By João Pires
Argentine judge Silvia Alejandra Fernández de Gurmendi has over 20 years of experience in international and humanitarian Law. She’s represented Argentina in cases before the Inter-American Commission of Human Rights and the Inter-American Court of Justice.
Since January 2010, she’s been a judge in the International Criminal Court’s Pre-Trial division.
She’s also chaired the Working Group on Rules of Procedure and Evidence and the Working Group on the Crime of Aggression.
Last month Judge de Gurmendi attended a book launch on International Humanitarian Law – the rules of war.
The book, which deals with how this kind of law is being dealt with by courts – Applying International Humanitarian Law to Judicial and Quasi-Judicial Bodies: International and Domestic Aspects” edited by Solon Solomon, Derek Jinks and Jackson N. Maogoto – struck her, she said, because “we may well be before a judicial revolution in the application of international humanitarian law”.
She talked about how – during the negotiations to create the ICC – the states wanted to avoid too expansive a role for the court.
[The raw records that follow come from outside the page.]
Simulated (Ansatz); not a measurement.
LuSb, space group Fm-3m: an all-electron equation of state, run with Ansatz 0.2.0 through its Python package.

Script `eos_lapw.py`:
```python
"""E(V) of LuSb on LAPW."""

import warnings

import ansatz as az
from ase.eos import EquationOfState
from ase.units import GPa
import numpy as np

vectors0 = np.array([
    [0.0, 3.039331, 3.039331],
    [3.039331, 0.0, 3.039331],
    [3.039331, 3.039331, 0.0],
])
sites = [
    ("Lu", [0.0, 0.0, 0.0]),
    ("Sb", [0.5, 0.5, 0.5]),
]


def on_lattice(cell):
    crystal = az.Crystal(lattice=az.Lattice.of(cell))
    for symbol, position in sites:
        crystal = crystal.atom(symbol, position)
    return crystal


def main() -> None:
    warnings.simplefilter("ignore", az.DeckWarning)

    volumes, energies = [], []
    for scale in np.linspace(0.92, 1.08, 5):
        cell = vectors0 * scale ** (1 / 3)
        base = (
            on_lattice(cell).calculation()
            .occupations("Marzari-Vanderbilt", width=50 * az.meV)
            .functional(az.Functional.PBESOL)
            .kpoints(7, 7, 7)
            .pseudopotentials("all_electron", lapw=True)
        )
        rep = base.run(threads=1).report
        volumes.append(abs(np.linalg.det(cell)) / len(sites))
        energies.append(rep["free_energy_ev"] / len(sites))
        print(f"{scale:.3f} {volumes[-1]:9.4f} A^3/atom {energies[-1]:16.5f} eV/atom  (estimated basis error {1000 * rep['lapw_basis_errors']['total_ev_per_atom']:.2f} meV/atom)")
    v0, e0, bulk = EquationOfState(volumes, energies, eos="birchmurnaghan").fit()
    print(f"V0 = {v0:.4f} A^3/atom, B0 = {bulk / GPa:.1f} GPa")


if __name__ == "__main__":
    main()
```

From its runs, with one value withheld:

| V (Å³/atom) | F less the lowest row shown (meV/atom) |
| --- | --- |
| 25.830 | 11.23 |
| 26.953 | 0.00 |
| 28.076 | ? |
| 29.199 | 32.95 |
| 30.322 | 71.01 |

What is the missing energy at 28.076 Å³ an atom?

The negotiations in Rome during the summer of 1998 were partly based on the legal developments at the Yugoslav and Rwanda tribunals, which had been established earlier in the 1990s. When the negotiations for the ICC started in 1995, it was the year of the appeals decision in the Tadic case at the Yugoslav tribunal, which is viewed as “a small revolution in its own right, because it was the first time that a court ruled that in the eyes of the law, war crimes also exist in internal conflicts. This may sound very normal nowadays, but back then it was a major breakthrough in international law,” said the judge.
“In the negotiations, there were two opposing views”, she continued. Some wanted to stop any future judges at the ICC from applying international humanitarian law more and more expansively, while others wanted to see the process continue.
“The result of this tension is visible in the Rome Treaty”, said the judge. It represents “a monumental effort to codify customary international law” as applied by states, so that judges are seen to be only applying states’ laws.
“States law was selected, drafted and written in the treaty. That applied to the definition of crimes, to the definition of international principles of criminal law and to the court procedure”, said the judge.
But she pointed out that “this assimilation of internal laws and international armed conflict laws that was being provoked by the Tadic case was also accepted in the Rome Treaty, despite the fact that it was hardly perceived as customary international law at the time. However, by accepting it and including it in the Rome Treaty, it was consolidated as customary international law”.